On the Wikipedia page for trace-class, it is stated that if $A=B^*C$ for some Hilbert-Schmidt operators $B$ and $C$ then for any unit vector $e$, we have $|\langle Ae,e\rangle|=\frac{1}{2}(||Be||^2+||Ce||^2)$.
The reference given leads to an exercise in a book, so I tried proving it myself. I tried applying parallelogram identity and polarization identity, to no success.

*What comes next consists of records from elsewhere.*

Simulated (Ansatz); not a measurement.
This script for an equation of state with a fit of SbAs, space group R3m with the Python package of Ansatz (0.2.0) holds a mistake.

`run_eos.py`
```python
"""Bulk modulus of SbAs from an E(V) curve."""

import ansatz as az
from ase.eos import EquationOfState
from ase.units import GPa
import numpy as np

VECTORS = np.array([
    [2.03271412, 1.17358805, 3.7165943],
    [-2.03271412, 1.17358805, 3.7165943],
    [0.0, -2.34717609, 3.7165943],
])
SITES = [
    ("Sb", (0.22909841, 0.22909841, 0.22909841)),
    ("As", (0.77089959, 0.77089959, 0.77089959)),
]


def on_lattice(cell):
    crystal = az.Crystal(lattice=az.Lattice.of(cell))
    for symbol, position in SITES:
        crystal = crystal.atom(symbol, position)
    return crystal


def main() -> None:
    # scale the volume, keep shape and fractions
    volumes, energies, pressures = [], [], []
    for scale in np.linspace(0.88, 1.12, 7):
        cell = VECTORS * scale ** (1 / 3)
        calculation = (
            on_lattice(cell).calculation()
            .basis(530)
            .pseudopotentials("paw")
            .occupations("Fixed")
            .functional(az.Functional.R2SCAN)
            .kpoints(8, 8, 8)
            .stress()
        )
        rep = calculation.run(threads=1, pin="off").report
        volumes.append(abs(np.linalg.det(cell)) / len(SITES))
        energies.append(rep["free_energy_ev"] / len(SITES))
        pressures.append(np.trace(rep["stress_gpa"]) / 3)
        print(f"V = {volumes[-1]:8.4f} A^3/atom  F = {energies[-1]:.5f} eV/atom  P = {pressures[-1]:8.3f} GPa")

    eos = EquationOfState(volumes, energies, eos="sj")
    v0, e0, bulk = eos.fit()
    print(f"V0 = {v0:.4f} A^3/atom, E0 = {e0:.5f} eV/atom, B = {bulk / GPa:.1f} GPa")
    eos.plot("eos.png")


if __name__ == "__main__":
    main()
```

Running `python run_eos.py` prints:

Wikipedia references Conway's Course in Functional Analysis, which claims this in a hint to Exercise 20 on p.267. Nonetheless, this is false. Let $B$ be the orthoprojector on $e_1$, $C$ the orthoprojector on $e_2$ and $e=\frac1{\sqrt{2}}(e_1+e_2)$. Orthoprojectors to a one dimensional subspace are surely Hilbert-Schmidt, $e$ is a unit vector, and $Be=\frac1{\sqrt{2}}e_1$, $Ce=\frac1{\sqrt{2}}e_2$. Moreover, $$|\langle Ae,e\rangle|=|\langle B^*Ce,e\rangle|=|\langle Ce,Be\rangle|=\frac12|\langle e_1,e_2\rangle|=0.$$ But $\|Be\|^2+\|Ce\|^2=1\neq0$.